30th July 2012 Print

Sheridan Admans, investment research manager at The Share Centre, explains the benefits of investing for income and discusses how looking globally can enhance an investor's portfolio.

"The increase in investors seeking income has been driven by changing demographics such as population growth, increase in life expectancy and those reaching retirement leading more active lives. This teamed with the current low interest rate environment is driving some savers to seek income from equities despite this meaning an increase in risk.

"It is likely that investors seeking an income will have some UK single company equity income exposure within their portfolio. Popular stocks that provide attractive income streams with yields of circa 5% are Imperial Tobacco, Centrica, Marston, Vodafone or United Utilities.

The UK and income

"As an investor in the UK, equity income has traditionally been provided by investing the financial services arena, oil, utilities, tobacco and telecom companies.

"The benefit of investing in UK companies is the limited exchange rate risk an individual is likely to suffer on the income distribution and the transparency of the UK's regulatory and political systems.

"The risk of only investing in the UK is the limitation of diversification. The argument for regional diversification within a portfolio is emphasised by the fact that in the UK there are 95 companies that have a market capitalisation over £500m and offer a 4% income yield or higher, whilst globally there are 1,522 such opportunities.

"Investors concerned about the risk of single equities may wish to consider funds such as the Invesco Perpetual Higher Income fund, the Rathbone Income fund and the Fidelity Enhanced Income fund.

Going global

"A global fund provides investors with access to companies, sectors and assets that region specific bias cannot deliver directly and global income managers can get exposure to the best in class rather than being confined to regional options.

"The benefits of investing globally for income include geographical risk diversification, industry diversification and exposure to stronger performing economies and markets.

"Economies such as China and India have been growing fast, often generating national wealth as well as increasing the spending power of their citizens. Having a stake in this changing balance of economic activity provides a good hedge against the prospects of slower growth in more mature economies.

"Investing outside your own country is associated with higher levels of risk, mainly as a result of currency fluctuations, political and market risk and the impact this can have on both income and capital values. However, a fully-diversified portfolio should include some investments from other markets. How much you invest in which markets depends upon the exact level of risk you find acceptable, but global funds are an easy way to broaden your investment horizon if you don't have any particular geographical preference.

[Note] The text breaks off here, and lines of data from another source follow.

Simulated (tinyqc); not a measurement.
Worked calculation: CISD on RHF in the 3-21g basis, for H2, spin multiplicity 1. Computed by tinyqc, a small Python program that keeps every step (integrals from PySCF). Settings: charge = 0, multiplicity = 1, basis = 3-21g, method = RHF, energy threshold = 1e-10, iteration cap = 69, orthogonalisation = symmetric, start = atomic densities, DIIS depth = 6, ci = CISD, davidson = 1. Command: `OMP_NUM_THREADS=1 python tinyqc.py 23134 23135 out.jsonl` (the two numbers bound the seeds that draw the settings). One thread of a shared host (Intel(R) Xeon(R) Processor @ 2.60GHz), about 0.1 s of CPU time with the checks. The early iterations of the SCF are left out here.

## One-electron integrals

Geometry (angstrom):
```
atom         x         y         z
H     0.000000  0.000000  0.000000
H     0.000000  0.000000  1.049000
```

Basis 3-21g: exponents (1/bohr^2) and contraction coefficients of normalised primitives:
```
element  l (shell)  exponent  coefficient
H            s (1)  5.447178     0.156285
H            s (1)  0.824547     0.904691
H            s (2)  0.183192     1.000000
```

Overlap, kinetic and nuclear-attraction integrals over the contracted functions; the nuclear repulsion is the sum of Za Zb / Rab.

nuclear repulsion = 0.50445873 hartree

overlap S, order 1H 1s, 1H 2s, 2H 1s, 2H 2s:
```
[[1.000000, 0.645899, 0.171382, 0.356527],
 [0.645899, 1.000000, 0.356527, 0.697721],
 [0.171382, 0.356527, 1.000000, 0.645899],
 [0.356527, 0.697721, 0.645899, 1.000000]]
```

"An example of investing in a global fund for diversification may be best explained as follows. Investors in the UK do not have exposure to some developed market sectors, take information technology a sector which is almost monopolised by the US, or market share of the electronic hardware market, which tends to reside in Asian economies. Also, alternative energy development solutions in wind power for example is driving Danish innovation.

"Two funds we prefer that offer global income exposure are the M&G Global Dividend fund and the First State Global Listed Infrastructure fund."